As we turn to a new year in the NFL and beyond, there is a sense of déjà vu about a certain quarterback that wasn’t playing two weeks ago becoming—for the second straight year—the most important player in the NFL in January and February. And 10 months ago, this player was outdueling a fellow named Tom Brady in a game called the Super Bowl.
The Philadelphia Eagles, left for dead two weeks ago, have a fighter’s chance to get to the playoffs and become that “team no one wants to play” if they get there. And this is with a backup quarterback who is re-creating the magic of a year ago, a magic that could end this week or last through February once more.
Simply, Nick Foles is one of the best stories in sports.
Nick Foles is a revelation and an inspiration. Living outside of Philadelphia, I have watched him closely. There is something about him that brings out the best in his team, and his teammates respond to him. He is the ultimate flat-liner (that is a good thing), never in a moment that’s too big for him. Indeed, there is a preternatural calm about him. And in all his media appearances, he not only shows admirable humility but also offers life lessons about failure and perseverance. It is exceedingly hard not to like Nick Foles.
This all sounds wonderful until we realize that Foles was not, is not and will not be the Eagles organization’s preferred quarterback. The Eagles invested massive draft capital into Carson Wentz, who represents what every team wants: a proven young, ascending quarterback with great arm strength, movement, leadership skills, off-the-charts character and work ethic. Wentz’s name, however, now carries an asterisk at the end of the list of so many positives, representing an injury concern. While a serious knee injury last year appears sufficiently healed, there is currently a more-concerning—and somewhat mysterious—back injury, paving the way for Foles to, as coach Doug Pederson said, “bail out” the Eagles once again.

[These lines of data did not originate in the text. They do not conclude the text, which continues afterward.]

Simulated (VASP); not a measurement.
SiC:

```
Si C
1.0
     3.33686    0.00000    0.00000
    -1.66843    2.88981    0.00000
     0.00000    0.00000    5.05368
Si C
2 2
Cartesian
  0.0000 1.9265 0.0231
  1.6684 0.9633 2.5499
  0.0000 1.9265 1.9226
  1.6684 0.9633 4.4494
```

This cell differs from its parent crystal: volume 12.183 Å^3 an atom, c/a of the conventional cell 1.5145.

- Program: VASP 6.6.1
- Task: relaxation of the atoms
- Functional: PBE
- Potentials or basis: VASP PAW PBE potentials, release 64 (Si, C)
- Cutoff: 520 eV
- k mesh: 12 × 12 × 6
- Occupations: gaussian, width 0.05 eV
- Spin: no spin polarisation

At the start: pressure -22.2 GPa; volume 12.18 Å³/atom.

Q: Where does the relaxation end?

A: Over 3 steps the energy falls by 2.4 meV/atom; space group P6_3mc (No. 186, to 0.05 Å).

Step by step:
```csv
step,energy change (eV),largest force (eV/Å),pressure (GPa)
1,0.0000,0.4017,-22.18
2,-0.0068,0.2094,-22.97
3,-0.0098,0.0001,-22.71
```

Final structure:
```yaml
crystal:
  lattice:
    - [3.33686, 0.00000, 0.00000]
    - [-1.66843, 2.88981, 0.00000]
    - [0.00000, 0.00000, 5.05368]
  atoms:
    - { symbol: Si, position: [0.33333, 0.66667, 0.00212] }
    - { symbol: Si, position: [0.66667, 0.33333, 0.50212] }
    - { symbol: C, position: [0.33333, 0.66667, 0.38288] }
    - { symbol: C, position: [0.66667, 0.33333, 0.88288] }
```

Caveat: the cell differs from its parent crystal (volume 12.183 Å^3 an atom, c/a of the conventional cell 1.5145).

Now, with “Foles Bailout, the Sequel” in full swing, the question has to be asked if there will ever be a Part III. As described below, my answer to that is, well, no. We are in the last days of Nick Foles as an Eagle. The business of football, and the Eagles rightful commitment to Wentz, require a separation from the magical Foles.
THE CONTRACTS TELL THE FUTURE
As with all things in the business of football, any forecasting starts—and usually ends—with analysis of their contracts. The easier of the two contracts to examine is the one with certainty for at least two years, that of Wentz.
Wentz: long term play
Wentz is finishing the third year of a four-year rookie contract. The Eagles can soon extend the deal for another year, with only the commitment of an injury guarantee to Wentz in 2020. At a $6.7 million average through the first four years of the deal, Wentz has represented incredible value, even with injuries. And were injuries not a concern, the contractually active Eagles would certainly be negotiating a top-of-market contract extension with Wentz this offseason, with $50-60 million guaranteed. With the injuries, however, I expect the team to wait. The Eagles can use the luxury of having at least two more years of contract control to see if Wentz’s back situation resolves (or not) before negotiating an extension.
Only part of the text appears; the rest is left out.